I had these following ideas as I was thinking about how to allow larger blocks without incentivizing the creation of excessively large blocks. I don't know how much of this is novel, I'd appreciate if anybody could link to any relevant prior art. I'm making no claims on this, anything novel in here is directly released into public domain. 

In short, I'm trying to rely on simple but direct incentives to improve the behavior of Bitcoin. 

Feedback requested. Some simulations requested, see below if you're willing to help. Any questions are welcome. 

---

Expedience fees. Softfork compatible. 

You want to really make sure your transaction gets processed quickly? Transactions could have a second fee type, a specially labeled anyone-can-spend output with an op_return value defining a "best-before" block number and some function describing the decline of the fee value for every future block, such that before block N the miners can claim the full expedience fee + the standard fee (if any), between block N+1 and N+X the miner can claim a reduced expedience fee + standard fee, afterwards only the standard fee. 

When a transaction is processed late such that not the full expedience fee can be claimed, the remainder of the expedience fee output is returned to the specified address among the inputs/outputs (could be something like in#3 for the address used by the 3rd UTXO input). This would have to be done for all remaining expedience fees within the last transaction in the block, inserted there by the miner. 

These additional UTXO:s does increase overhead somewhat, but hopefully not by too much. If we're going to modify the transaction syntax eventually, then we could take the chance to design for this to reduce overhead. 

My current best idea for how to handle returned expedience fees in multiuser transactions (coinjoin, etc) is to donate it to an agreed upon address. For recurring donation addresses (the fee pool included!), this reduces the number of return UTXO:s in the fee processing transaction. 
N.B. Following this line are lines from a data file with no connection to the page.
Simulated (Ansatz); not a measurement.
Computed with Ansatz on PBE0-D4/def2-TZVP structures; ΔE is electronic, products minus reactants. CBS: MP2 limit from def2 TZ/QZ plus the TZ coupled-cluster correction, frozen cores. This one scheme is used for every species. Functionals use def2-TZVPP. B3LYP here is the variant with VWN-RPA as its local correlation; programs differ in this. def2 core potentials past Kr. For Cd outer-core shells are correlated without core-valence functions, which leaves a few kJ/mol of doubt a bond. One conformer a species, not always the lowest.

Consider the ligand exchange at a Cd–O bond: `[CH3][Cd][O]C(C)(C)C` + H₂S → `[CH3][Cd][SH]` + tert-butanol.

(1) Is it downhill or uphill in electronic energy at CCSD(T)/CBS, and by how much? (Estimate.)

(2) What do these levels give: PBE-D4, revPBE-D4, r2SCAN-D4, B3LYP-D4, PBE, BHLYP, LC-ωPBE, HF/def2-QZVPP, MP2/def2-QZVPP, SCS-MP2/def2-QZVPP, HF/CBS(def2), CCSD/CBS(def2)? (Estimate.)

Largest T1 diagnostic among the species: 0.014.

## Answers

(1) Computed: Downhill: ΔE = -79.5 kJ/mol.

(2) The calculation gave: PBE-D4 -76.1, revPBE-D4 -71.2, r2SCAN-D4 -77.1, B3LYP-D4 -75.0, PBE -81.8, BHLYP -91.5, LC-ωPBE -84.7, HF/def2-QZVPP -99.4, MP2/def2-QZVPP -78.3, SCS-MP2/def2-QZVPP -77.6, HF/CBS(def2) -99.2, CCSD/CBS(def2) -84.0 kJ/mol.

The default client policy may be to split the entire fee across an expedience fee and a fee pool donation, where the donation part becomes larger the later the transaction gets processed. This is expected to slow down the average inclusion speed of already delayed transactions, but they remain profitable to include. 

The dynamics here is simple, a miner is incentivized to process a transaction with an expedience fee before a standard fee of the same value-per-bit in order to not reduce the total value of the available fees of all standing transactions they can process. The longer they wait, the less total fees available. 

Sidenote: a steady stream of expedience fees reduces the profitability of block withholding attacks (!), at some threshold it should make it entirely unprofitable vs standard mining. This is due to the increased risk of losing valuable expedience fees added after you finished your first block (as the available value will be reduced in your block #2, vs what other miners can claim while still mining on that previous block). 
(Can somebody verify this with simulations?) 

---

Fee pool. Softfork compatible. 

We want to smooth out fee payments too for the future when the subsidy drops, to prevent deliberate forking to steal fees. We can introduce a designated P2SH anyone-can-spend fee pool address. The miner can never claim the full fees from his block or claim the full amount in the pool, only some percentage of both. The remainder goes back into the pool (this might be done at the end of the same expedience fee processing transaction described above). Anybody can deliberately pay to the pool. 

The fee pool is intended to act as a "buffer" such that it remains profitable to not try to steal fees but to just mine normally, even during relatively extreme fee value variance (consider the end of a big international shopping weekend). 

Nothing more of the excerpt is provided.